# Database Build for Advanced Problems - Main Tables (4 Tables)
### Notebook to Create SQL Database for SQL Tutorial


### Import libraries
NOTE: Used magic command of %%bigquery to execute sql and save to pandas dataframe

In [27]:
import os
import pandas as pd
import matplotlib.pyplot as plt
from google.cloud import bigquery
pd.set_option('display.max_columns', None)

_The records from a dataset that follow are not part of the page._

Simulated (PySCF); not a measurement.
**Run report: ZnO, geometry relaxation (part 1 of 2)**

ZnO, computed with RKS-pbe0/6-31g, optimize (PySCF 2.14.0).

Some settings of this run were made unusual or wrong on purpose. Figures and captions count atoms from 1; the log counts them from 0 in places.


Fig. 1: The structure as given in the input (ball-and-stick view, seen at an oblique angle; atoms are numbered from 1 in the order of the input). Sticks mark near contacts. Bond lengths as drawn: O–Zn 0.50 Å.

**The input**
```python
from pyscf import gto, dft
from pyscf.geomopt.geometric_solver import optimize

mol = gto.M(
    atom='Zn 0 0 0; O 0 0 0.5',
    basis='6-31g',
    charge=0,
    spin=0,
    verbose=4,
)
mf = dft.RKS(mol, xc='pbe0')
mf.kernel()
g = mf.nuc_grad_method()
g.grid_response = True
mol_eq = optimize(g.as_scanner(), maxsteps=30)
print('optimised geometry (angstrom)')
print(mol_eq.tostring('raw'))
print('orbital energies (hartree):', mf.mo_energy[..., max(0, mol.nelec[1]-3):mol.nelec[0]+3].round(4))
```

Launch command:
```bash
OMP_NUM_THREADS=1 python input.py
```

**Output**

%load_ext google.cloud.bigquery
# for large datasets store data in google storage for improved speed using the following command
# %bigquery --project job-listings-366015 --use_bqstorage_api 

The google.cloud.bigquery extension is already loaded. To reload it, use:
  %reload_ext google.cloud.bigquery


In [28]:
%%bigquery gsearch_jobs_wide
-- filter search_time to 2023-01-01 to 2023-12-31
SELECT *
FROM `job-listings-366015.gsearch_job_listings_clean.gsearch_jobs_wide`
WHERE search_time BETWEEN '2023-01-01' AND '2024-01-01'


Query is running:   0%|          |

Downloading:   0%|          |

## Drop Duplicates

In [29]:
# print("Dataset size (with Duplicates):", len(gsearch_jobs_wide))

# # Specify the columns to watch
# # columns_to_consider = ['job_title_final', 'job_title_clean', 'job_title', 'company_name', 'search_country', 'job_location', 'job_via', 'job_salary', 'job_schedule_type', 'job_work_from_home', 'job_commute_time', 'job_extensions', 'error', 'search_term', 'search_location', 'search_time', 'job_no_degree_mention', 'job_health_insurance', 'salary_pay', 'salary_rate', 'salary_avg', 'salary_min', 'salary_max', 'salary_year', 'salary_hour']
# columns_to_consider = ['job_title', 'job_description'] #, 'job_salary']

# # Remove duplicates considering only the columns_to_consider
# gsearch_jobs_wide = gsearch_jobs_wide.drop_duplicates(subset=columns_to_consider)

# print("Dataset size (withOut Duplicates):", len(gsearch_jobs_wide))

# # analyze the search_time column, displaying it as a histogram
# gsearch_jobs_wide['search_time'].hist(bins=100)

## Drop Unnecessary Columns

In [30]:
gsearch_jobs_wide.head()

columns_to_drop = ["job_title_clean", "job_id", "job_posted_at", "search_term", "search_id", "salary_min", "salary_max", "salary_avg"]

# drop columns
job_postings_fact = gsearch_jobs_wide.drop(columns=columns_to_drop)

# create a job_id column
job_postings_fact["job_id"] = job_postings_fact.index

# reorder columns with job_id first
job_postings_fact = job_postings_fact.set_index('job_id').reset_index()

job_postings_fact.head()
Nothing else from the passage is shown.